I was wondering what if my target of prediction is not a binary class, multiclass or continuous value but a matrix.

For example, predicting the RGB color matrix from Black White picture, or predicting next frame of image from previous frame.

I am actually working on a time series sales data, I have an idea to encode the data into an image. My data is a time series sales data. The method that i can think of now is as below.

let x and y axis represent time and product of a matrix, and then the elements within the matrix are values of the quantity sold so that the matrix can be viewed as a channel of an image as the pixel in the image share same value in the matrix.

using method above I convert the morning data into Training Image and the afternoon data into the Target image. after that I apply convolution and pooling on the training to extract feature. the features learnt then will be reshaped into dense 1d vector. the vector then transformed into model outputs through fully connected layer.

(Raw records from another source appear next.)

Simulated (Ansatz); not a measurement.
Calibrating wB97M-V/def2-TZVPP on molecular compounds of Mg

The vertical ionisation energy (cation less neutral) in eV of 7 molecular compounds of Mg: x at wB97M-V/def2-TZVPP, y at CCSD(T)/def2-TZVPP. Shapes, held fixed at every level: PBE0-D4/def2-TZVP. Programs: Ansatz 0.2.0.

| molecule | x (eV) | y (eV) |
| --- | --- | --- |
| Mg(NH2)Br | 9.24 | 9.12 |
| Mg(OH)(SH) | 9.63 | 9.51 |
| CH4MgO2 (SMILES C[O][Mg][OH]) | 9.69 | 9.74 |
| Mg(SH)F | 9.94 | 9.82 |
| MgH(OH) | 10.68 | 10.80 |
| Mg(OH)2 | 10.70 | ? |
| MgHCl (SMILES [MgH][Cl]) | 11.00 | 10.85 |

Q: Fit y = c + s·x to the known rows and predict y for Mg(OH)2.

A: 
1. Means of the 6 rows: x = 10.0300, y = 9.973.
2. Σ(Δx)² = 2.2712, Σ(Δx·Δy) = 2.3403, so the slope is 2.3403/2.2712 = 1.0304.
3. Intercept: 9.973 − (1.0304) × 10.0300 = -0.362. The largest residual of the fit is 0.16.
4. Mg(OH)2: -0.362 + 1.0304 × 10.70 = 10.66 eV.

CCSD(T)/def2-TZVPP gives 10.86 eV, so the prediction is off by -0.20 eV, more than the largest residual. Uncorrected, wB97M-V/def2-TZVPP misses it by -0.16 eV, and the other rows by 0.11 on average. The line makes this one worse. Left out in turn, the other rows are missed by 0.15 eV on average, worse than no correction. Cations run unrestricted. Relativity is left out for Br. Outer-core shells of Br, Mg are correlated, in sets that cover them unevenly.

I am confused in the last part, what kind of activation function should I use in for the model output so that I can compare with my ground truth (in this case, the afternoon matrix), one way I can think of is flatten the target afternoon matrix into 1d vector, so I can just use linear function in the model output. The cost function can just be the usual MSE.

I know that RNN would be better for this problem since this is a sequence data. but I wonder if I try to make the time series forecasting problem becomes a normal image classification problem, can I utilize the success of CNN in image to this problem (since lot of hyper-parameter of CNN have amazing breakthrough) .

Thank you.